Several species of cherry trees hailing from the Rose family grow wild across the United States. Their ranges include many states, covering various large sections of the nation. These cherry trees all produce a fruit called a drupe, featuring a stone-like core that holds the tree's seeds.
Pin cherry (Prunus pensylvanica) has nicknames such as bird cherry and fire cherry, references to the value of the fruit as food to birds and the the ability of this species to colonize areas ravaged by forest fires. Pin cherry grows to 30 feet high, notes the "National Audubon Society Field Guide to Trees." Pin cherry grows throughout all of New England and into New York State, New Jersey, Pennsylvania, western Maryland, parts of Virginia and West Virginia and south through eastern Tennessee, western North Carolina and northern Georgia. In the western part of its range, pin cherry occurs in Ohio, Michigan, Minnesota, Wisconsin, northern Iowa, northern Indian, northern Illinois and in the extreme western parts of the Dakotas.
Bitter cherry (Prunus emarginata) takes the form of a large shrub or small tree in parts of the Far West. Bitter cherry typically forms thickets along streams and wet mountain slopes, reports the United States Department of Agriculture. The fruit has a bitter taste but is suitable for the production of jams. Bitter cherry's eastern range includes such western states as Montana, Wyoming, New Mexico, Arizona, Utah, Nevada and Idaho. Bitter cherry also grows extensively through California, Oregon and Washington State.
Carolina laurelcherry (Prunus caroliniana) is a small cherry tree species of the Atlantic coastal plain, Florida Panhandle and parts of the Gulf Coast. This evergreen cherry can grow between 12 and 36 feet tall and produces stalks of cream white flowers in the late winter or early spring. Carolina laurelcherry grows native to the Carolina coastal plain region into southern Georgia and northern Florida. From there its range extends west through southern sections of both Alabama and Mississippi, with the western range ending in extreme southern Louisiana and eastern Texas.

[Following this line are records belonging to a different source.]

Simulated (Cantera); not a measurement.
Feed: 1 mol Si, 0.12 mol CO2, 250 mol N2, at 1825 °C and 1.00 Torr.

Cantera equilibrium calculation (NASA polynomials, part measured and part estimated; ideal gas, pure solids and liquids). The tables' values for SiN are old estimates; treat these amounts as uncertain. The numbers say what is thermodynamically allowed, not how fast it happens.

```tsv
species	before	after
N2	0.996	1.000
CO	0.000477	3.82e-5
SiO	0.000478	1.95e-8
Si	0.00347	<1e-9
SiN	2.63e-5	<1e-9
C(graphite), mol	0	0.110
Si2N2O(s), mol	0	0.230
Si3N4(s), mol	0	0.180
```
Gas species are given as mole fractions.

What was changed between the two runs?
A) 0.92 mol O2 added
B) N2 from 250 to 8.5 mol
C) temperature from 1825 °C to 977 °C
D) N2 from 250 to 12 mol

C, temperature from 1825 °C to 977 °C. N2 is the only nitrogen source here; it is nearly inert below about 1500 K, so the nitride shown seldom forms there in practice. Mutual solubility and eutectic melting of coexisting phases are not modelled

Black cherry (Prunus serotina) has an extensive range across the East and parts of the Southwest in America. The tree, able to grow to heights as much as 90 feet, produces fragrant drooping clusters of flowers along with edible purple black fruit. Black cherry grows across the entire Northeast, with the exception of northern Maine. The tree occurs all through the eastern states, with the southern range ending in central areas of Florida. Black cherry has a continuous range through the East to Minnesota and western regions of Iowa, Kansas, Oklahoma and parts of Texas. In the Southwest, black cherry grows sporadically through the higher elevations of New Mexico and Arizona.